Sebastian’s story*

Sebastian is a European National and he was deceived into coming to the UK on a false promise of an offer of work and accommodation. When he arrived he was threatened, forced to live in squalid conditions, sleep on the floor and forced to work long hours for no pay. He was given so little food that he was forced to steal food to survive.

Sebastian was referred to the anti-slavery charity Hope for Justice when Sebastian approached a local church for help. Hope for Justice assisted Sebastian to be referred into the National Referral Mechanism for identifying and supporting victims of modern slavery. Although he was frightened of his traffickers Sebastian explained he wanted to cooperate with the police.

Sebastian was looked after in a safe house while the National Referral Mechanism assessed whether he was a victim. But he was told that this assistance was for 45 days and after that due to changes to welfare benefits he either had to return home or face homelessness on the streets in the UK. He decided he would rather be homeless because his exploiters were already trying to find him in his country of origin and he was terrified of returning home. At that point Sebastian became anxious about cooperating with the police. When Hope for Justice’s advocates met Sebastian he was physically shaking because of the uncertainty of his situation. He was offered very short extensions in the safe house but these were insufficient to sort out the issues he was facing and the uncertainty increased the stress he was under. This also left him in a state of limbo unable to psychologically move forward from his experience and this affected his mental health. Sebastian commented himself on the NRM support – “45 days is too little, it’s difficult to get over a bad dream in 45 days let alone human trafficking, you need more time.”

Hope for Justice was able to help Sebastian by advocating on his behalf, repeatedly challenging poor welfare decisions and working with other agencies to secure long term housing, welfare and support. Sebastian now speaks good English, he has his own house, he is working, contributing to society and pursuing a legal claim for compensation from his exploiters. We talked to Sebastian about Lord McColl’s Modern Slavery (Victim Support) Bill and asked him what he would say to members of parliament. He said:

“This is an excellent piece of initiative….I do think a longer period of time would be beneficial to victims….I believe housing (shelter) and language development is a priority, if you walk into an [employment] agency and don’t speak English they will show you the door.” He also explained “I believe rehabilitation is best through work, security comes with a safe home and a safe haven so people should be offered jobs as part of rehabilitation.”

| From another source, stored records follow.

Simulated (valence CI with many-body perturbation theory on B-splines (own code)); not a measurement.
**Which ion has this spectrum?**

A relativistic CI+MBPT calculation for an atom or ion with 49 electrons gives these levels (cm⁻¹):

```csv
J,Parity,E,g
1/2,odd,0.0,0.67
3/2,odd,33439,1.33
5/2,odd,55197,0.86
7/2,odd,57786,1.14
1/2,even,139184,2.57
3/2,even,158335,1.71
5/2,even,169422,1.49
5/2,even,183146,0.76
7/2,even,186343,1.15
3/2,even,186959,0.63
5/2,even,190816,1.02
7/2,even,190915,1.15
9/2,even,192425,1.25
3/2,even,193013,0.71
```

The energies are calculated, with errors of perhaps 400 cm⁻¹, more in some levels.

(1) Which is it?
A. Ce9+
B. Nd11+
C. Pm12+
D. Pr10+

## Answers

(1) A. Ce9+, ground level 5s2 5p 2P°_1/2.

He also said “The number one thing that should be provided for victims of trafficking is stable housing. I don’t think they should have to work for three months because you need time to adjust to your new circumstances, reintegrate into normal society, recover and learn how to trust people”

What Sebastian is describing simply cannot be achieved without giving victims clear immigration status and a right to basic support provisions as Lord McColl’s Bill does.

*Names have been changed to protect the privacy of the individual survivor.